With the announcement coming that Anthony Gonzalez is going to miss two to eight weeks, the Colts recently signed wide receiver Hank Baskett. Baskett played college ball at New Mexico and was signed as an undrafted free agent by the Minnesota Vikings following the 2006 draft.
He was then traded to the Philadelphia Eagles, where he spent the bulk of his career until being released on September 15. Indianapolis was quick to claim him and he joins a young group, where the only player with more league tenure is Reggie Wayne.
Baskett has had an eventful offseason, marrying Playboy bunny and reality TV star Kendra Wilkinson on June 27. Although he has gained fame and press as the husband of a celebrity and budding reality TV personality, Baskett has also had some success as a situational player for the Eagles.
For his career, Baskett has 72 receptions for 1,052 yards and six touchdowns, with 33 of those receptions, 440 of those yards, and three of those touchdowns coming in 2008.
According to Scout.com NFL Analyst Adam Caplan, Baskett is, "A very solid number four wide receiver, who is an excellent blocker in the running game."
Adds Caplan, "Baskett is also a solid special teams player. Runs well for his size, just doesn't get off the line well. That's why he's not a starter. The Eagles would have rather kept him over Reggie Brown, but it would cost them more to cut Brown, so they kept him."
As a fourth receiver, he makes a lot of sense. Given the new emphasis on the special teams side of things for the Colts, Baskett makes a lot of sense as a player that can contribute in the passing game as well as a guy that they can use to cover kicks and punts while he learns the offense.
Aside from possibly Taj Smith, Indianapolis does not have a receiver on the roster that has extensive kicking game experience on the coverage and blocking side of things.
In the passing game, Indianapolis does not face a great deal of press coverage when they are not playing the Tennessee Titans, so Baskett is a good fit as a bigger receiver — at 6-foot-4 and 220 pounds, he could almost play tight end for the Colts — that can work underneath and make plays in traffic, as well as a potential big play receiver that may see some targets in the deep passing game.
But, the elephant in the room is that Baskett does not fit well with the Indianapolis scheme as a bigger receiver on a team that prefers smaller, more versatile players. Also, he did not spend the offseason with the coaches learning the system and working with the first and second team offenses.

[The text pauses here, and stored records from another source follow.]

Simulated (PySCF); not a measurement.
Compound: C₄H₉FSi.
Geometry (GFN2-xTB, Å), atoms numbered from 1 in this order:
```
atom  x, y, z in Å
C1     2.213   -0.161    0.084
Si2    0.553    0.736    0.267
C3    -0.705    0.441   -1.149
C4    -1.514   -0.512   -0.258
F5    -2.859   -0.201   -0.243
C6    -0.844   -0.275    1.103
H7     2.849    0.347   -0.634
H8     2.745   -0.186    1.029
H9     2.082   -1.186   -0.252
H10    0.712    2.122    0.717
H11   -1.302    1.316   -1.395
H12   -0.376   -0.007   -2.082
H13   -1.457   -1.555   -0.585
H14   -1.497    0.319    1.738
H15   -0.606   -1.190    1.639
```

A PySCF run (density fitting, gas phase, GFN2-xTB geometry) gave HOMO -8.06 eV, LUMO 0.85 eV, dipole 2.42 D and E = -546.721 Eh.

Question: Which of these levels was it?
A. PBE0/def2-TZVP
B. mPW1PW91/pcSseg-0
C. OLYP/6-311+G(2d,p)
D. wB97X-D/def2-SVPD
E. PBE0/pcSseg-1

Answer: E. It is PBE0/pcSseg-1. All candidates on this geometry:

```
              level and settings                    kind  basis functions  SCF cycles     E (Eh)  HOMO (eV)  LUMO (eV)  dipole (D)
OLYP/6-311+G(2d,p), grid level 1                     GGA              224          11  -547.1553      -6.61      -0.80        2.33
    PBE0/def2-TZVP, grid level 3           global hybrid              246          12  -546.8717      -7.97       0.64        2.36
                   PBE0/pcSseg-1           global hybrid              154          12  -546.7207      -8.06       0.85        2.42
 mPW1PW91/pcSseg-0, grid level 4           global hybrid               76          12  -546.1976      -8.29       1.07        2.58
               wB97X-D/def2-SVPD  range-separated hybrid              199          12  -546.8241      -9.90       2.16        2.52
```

Tom Moore and Peyton Manning demand a lot from their receivers and it is a tall order to expect Baskett to assimilate all that information in a short period of time, particularly if Gonzalez returns in three weeks or so.
"Baskett is more an insurance policy than anything else. The Colts — and particularly, Peyton Manning — aren't going to feel comfortable throwing the ball to a player that hasn't been with the team through preseason and training camp and isn't up to speed in what is a precise and complicated offensive system," ColtPower's Eric Hartz said. "Instead, expect Pierre Garcon and Austin Collie to receive more targets, more of Dallas Clark in the slot, and more field time for Jacob Tamme, who could emerge as a legitimate pass-catching threat. Also, expect to see the Colts involve Joseph Addai more in the passing game.
"If Garcon, Collie, or Reggie Wayne were to be injured as well, then you might see Baskett involved a bit more. If Hank sticks around, you may see a contribution in a few weeks, but don't expect him to step on the field and make an impact right away."